Thursday morning headlines

Reality checks: The media mob back east is still saying that this week's fires forced almost a million Californians to flee (it's on the Bloomberg main page). That's turning out to be, well, a bit exaggerated - as has much of the national coverage. The LAT reports on p1 that the number of those displaced was far lower - a pretty logical conclusion given that Qualcomm Stadium only had 17,000 people at the peak of the evacuation. The disconnect might have been the result of assuming that people who were told to leave actually left. Also, some evacuation orders were lifted within hours.

Numerous news organizations, including The Times, had estimated the total number evacuated at more than 800,000, with many outlets placing the number displaced at 1 million. Some San Diego officials have made the comparison to the Gulf Coast's mass evacuation when Hurricane Katrina struck two years ago, when 1.2 million left Greater New Orleans ahead of the approaching storm, according to a study by Louisiana State University. "We've evacuated more people than were evacuated in Katrina," San Diego County Sheriff Bill Kolender said Wednesday. That statement now seems imprecise. Transportation analysts for the Automobile Club of Southern California said that because evacuation orders were issued over a period of days, it was unlikely that half a million people were moving all at once.

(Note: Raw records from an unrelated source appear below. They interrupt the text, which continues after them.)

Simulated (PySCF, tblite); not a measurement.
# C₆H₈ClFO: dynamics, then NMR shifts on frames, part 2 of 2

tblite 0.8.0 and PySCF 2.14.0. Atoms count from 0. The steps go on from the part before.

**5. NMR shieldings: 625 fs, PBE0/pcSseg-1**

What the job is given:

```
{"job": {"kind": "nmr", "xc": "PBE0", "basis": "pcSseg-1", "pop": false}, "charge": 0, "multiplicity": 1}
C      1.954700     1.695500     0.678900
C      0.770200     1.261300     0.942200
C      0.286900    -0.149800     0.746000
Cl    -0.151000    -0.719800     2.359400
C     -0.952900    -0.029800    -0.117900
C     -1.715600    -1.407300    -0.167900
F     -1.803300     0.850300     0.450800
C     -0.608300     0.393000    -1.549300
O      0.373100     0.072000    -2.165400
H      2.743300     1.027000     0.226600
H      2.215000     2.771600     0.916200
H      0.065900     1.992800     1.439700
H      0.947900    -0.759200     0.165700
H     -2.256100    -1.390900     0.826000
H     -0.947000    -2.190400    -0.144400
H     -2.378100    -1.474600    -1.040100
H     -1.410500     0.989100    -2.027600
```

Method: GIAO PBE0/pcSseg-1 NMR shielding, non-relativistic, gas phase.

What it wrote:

Fires are no Katrina: The politicians and pundits will try to find similarities, but to the insurance industry there's no comparison. This week's wildfires are likely to cost insurers about $1 billion; damages from Katrina resulted in a $41.1 billion payout (a spokeswoman for an industry trade group called the fire losses "pretty minimal." It's not just the money that's different: flooding damage is not covered in most home insurance policies, which led to all kinds of litigation after the hurricane (much of it won by insurers). Fire coverage is a standard part of any policy (this goes back hundreds of years). Of course, that doesn't mean there won't be problems. From the NYT:

Randy Maniloff, a lawyer in Philadelphia who specializes in defending insurance companies, said many homeowners would probably find that they did not buy enough coverage to rebuild their homes. After the worst recent outbreak of wildfires destroyed several thousand homes on the edge of San Diego in 2003, homeowners filed hundreds of lawsuits, Mr. Maniloff said, claiming that their agents and insurance companies should have advised them to buy more coverage. But this past April, he said, the first trial involving those cases ended in favor of the insurance company.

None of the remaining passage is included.